He also fields an equally impressive squad of voices to read aloud passages from letters, telegrams, diaries, newspapers, and magazines: Ossie Davis, Derek Jacobi, Garrison Keilor (as Walt Whitman) Paul Newman, Gregory Peck (portraying two great managers, Kid Gleason and the legendary Connie Mack,) Jason Robards (animating with gravelly voice, among others, the cantankerous John McGraw), and Anthony Hopkins (as George Bernard Shaw hilariously asking “Who is this Baby Ruth? And what does she do?”)
And there are often pleasing overlaps. The late Civil War historian Shelby Foote charmed 40 million American viewers when The Civil War aired over the course of five consecutive nights on PBS in September 1990; he would reappear in Baseball, continuing to delight his audience with vignettes about the great game (including a story of how his father took him to meet Babe Ruth and he shook hands with Lou Gehrig as a bonus), all delivered in his urbane Southern accent.
And then there’s the wonderful John Jordan “Buck” O’Neil, great soul and great Negro Leagues player and manager. In a documentary filled with memorable, often deeply moving commentary, O’Neil’s on-camera stories and insights concerning baseball absolutely steal the show. At several times while describing life in the Negro Leagues, O’Neil mentions the close rapport–the first-name basis–that he and his fellow players shared with the great Jazz artists of the era, such as Louis Armstrong and Duke Ellington. O’Neil returns in Jazz to recount more of his favorite memories and stories about celebrated musicians and entertainers.
The educational power of a Ken Burns film is tremendous, not only in its ability to convey facts and figures but to renovate opinions. Here’s a relatively small but, to a baseball fan, telltale example. For many years I didn’t buy into the Babe Ruth legend. More than anything else, it was my deeply contrarian streak, an almost instinctive reaction that makes me highly suspicious of anyone for whom everyone else accords an almost dogmatic reverence. But two things made me change my mind . . . or, rather, see the light. The first was a kind of statistical epiphany: finding out Babe Ruth’s lifetime batting average. It’s .342–and that’s for 22 seasons! (Uh-huh, get your mind around that: it’s not .289 or .297, as most well-educated Baseball fans would otherwise guess, figuring that a big home run hitter probably struck out a lot.)
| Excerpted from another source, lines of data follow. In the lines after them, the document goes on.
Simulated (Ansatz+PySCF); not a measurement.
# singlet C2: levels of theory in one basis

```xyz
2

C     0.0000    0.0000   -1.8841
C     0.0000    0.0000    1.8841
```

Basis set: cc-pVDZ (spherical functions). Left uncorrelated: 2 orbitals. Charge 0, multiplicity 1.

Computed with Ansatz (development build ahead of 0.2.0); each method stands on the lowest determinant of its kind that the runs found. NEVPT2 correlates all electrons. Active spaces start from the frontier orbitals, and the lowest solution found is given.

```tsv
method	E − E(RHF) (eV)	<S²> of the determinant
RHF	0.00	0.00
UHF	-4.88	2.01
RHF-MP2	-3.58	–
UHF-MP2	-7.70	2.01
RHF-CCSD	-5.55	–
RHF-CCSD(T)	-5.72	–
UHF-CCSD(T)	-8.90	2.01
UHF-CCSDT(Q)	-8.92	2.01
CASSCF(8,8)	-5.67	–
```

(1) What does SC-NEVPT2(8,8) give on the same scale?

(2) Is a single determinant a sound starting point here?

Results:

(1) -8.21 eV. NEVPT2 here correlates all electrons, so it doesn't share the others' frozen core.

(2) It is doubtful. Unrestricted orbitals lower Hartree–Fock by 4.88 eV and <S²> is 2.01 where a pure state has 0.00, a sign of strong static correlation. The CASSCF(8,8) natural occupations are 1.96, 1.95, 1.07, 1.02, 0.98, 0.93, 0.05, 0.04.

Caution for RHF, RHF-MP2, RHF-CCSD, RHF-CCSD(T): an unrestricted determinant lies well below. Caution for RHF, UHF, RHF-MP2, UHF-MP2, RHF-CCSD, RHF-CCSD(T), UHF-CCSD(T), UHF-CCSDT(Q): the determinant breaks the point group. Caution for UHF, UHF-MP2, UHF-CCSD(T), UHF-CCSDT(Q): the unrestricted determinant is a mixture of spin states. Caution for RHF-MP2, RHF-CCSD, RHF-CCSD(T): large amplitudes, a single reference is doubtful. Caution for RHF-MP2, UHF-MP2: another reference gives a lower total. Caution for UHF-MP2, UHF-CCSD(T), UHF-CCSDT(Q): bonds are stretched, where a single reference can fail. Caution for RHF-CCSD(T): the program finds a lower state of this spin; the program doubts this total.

But the second way I changed from being a Ruth skeptic to regarding him as easily the greatest player ever was hearing Daniel Okrent’s elegant characterization of Ruth, which provides the title of one of Baseball’s chapters, as Beethoven and Cézanne in one person. Okrent makes the point that before Ruth became Baseball’s greatest slugger, he was already a Hall of Fame pitcher: 94 wins and 46 losses, a lifetime ERA of 2.28, a winning percentage of .671, and a World Series record of 29 2/3 consecutive scoreless innings pitched that was broken by Whitey Ford in 1961!
Perhaps the ultimate hallmark of a Ken Burns documentary is the feelings a viewer experiences during the film and immediately after. Burns makes his films, especially his monumental undertakings of the most American of subjects, with love. His movies are acts of love, an artist’s love for his subject and for the joy of sharing his art. It builds in the details and then spills over in certain moments. His commentators often elicit profound connection with the viewer through shared sentiments and experiences. Let me give you my two favorite examples.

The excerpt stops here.